Immigration Judge: Pallavi S. Shirole
________________
Argued on March 10, 2021
Before: SMITH, Chief Judge, McKEE and AMBRO, Circuit
Judges
(Opinion filed: July 17, 2021)
Judge Smith was Chief Judge at the time this appeal was
argued. Judge Smith completed his term as Chief Judge and
assumed senior status on December 4, 2021.
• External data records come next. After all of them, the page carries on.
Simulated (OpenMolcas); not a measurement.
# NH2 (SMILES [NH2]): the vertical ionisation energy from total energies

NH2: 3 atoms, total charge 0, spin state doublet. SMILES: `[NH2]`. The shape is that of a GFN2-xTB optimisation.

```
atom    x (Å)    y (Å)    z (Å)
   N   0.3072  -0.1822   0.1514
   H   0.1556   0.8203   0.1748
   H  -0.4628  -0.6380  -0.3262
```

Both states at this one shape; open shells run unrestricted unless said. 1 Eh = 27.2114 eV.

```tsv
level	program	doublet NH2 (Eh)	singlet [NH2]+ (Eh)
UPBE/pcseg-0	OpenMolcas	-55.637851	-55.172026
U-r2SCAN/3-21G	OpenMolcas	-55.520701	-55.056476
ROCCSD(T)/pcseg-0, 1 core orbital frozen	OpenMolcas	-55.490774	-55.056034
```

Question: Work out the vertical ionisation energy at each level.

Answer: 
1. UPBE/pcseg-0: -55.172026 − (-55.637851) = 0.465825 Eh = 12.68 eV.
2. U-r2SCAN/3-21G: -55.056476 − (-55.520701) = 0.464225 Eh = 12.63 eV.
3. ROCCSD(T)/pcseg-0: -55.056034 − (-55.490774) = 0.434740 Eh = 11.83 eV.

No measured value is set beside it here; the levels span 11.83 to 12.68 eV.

Charles W. Stotter, Esquire
Carlton Fields, P.A.
180 Park Avenue, Suite 106
Florham Park, New Jersey 07932
Robert D. Helfand, Esquire (Argued)
Office of the Connecticut State Comptroller
Retirement Services Division
165 Capitol Avenue
Hartford, CT 06103
Counsel for Petitioner
Jeffrey Bossert Clark, Esquire
Anthony C. Payne, Esquire
Lance J. Lolley, Esquire (Argued)
Office of Immigration Litigation
Civil Division
U.S. Department of Justice
P.O. Box 878, Ben Franklin Station
Washington, D.C. 20044
Counsel for Respondent
________________
OPINION OF THE COURT
________________
McKEE, Circuit Judge
Jorge Luis Valarezo-Tirado petitions this Court for
review of an Immigration Judge’s reinstatement of his prior
order of removal. The IJ affirmed a Department of Homeland
Security (DHS) asylum officer’s determination that Valarezo-
Tirado did not have a reasonable fear of torture as required
for relief under the Convention Against Torture (CAT) or a
reasonable fear of persecution as required for asylum and
withholding of removal. Valarezo-Tirado appeals the IJ’s
denial of his CAT claim. For the reasons that follow, we will
grant the petition for review and vacate the IJ’s decision and
order and remand for further proceedings.
2
I.
A. Factual Background and Procedural History
Jorge Luis Valarezo-Tirado, an Ecuadorian citizen,
entered the United States illegally in 2017. He was
subsequently detained by DHS, and in January 2020, DHS
reinstated a prior order of his removal.1 However, before he
was actually removed, DHS conducted a reasonable fear
interview in front of an asylum officer because Valarezo-
Tirado claimed a fear of persecution if he were returned to
Ecuador. That interview began on February 20, 2020. At the
start of the interview, Valarezo-Tirado was twice informed of
his right to postpone the interview for up to 48 hours to
procure an attorney. He was also provided with a list of pro
bono and low-cost attorneys who may be willing to represent
him. However, both times he was asked, he declined, and
decided to proceed with the interview that day without an
attorney.
Valarezo-Tirado told the asylum officer that in 2016
he had a dispute with a neighbor, Enrique Villa, in his
hometown of Pedro Vicente Maldonado, Ecuador. Valarezo-
Tirado sold Villa a load of lumber. When Valarezo-Tirado
went to collect payment, Villa refused to pay. Valarezo-
Tirado then went to the local police to file a report about
Villa’s refusal, but the police allegedly told Valarezo-Tirado
not to file a police report. According to Valarezo-Tirado,
“they told me not to do anything, that he will pay me; that I
should leave it alon[e] [and] that he will pay me.”2 Officers
also told Valarezo-Tirado that Villa was “involved in some
dark business.”3 Villa was allegedly known in the community
to have ties to drug trafficking.
1
DHS had previously detained Valarezo-Tirado and issued a
Form I-860 Determination of Inadmissibility and Order of
Removal on September 6, 2015. DHS removed Valarezo-
Tirado to Ecuador on October 23, 2015. The events giving
rise to this appeal occurred after Valarezo-Tirado’s removal
in 2015.
2
App. 26.
3
Id.
3
Valarezo-Tirado told the asylum officer that, based on
the inaction of the local police, he believed Villa “ha[d] some
kind of friendship with the police and the police would have
told [Villa] that I came to file a report against him.”4
Accordingly, Valarezo-Tirado did not file a police report.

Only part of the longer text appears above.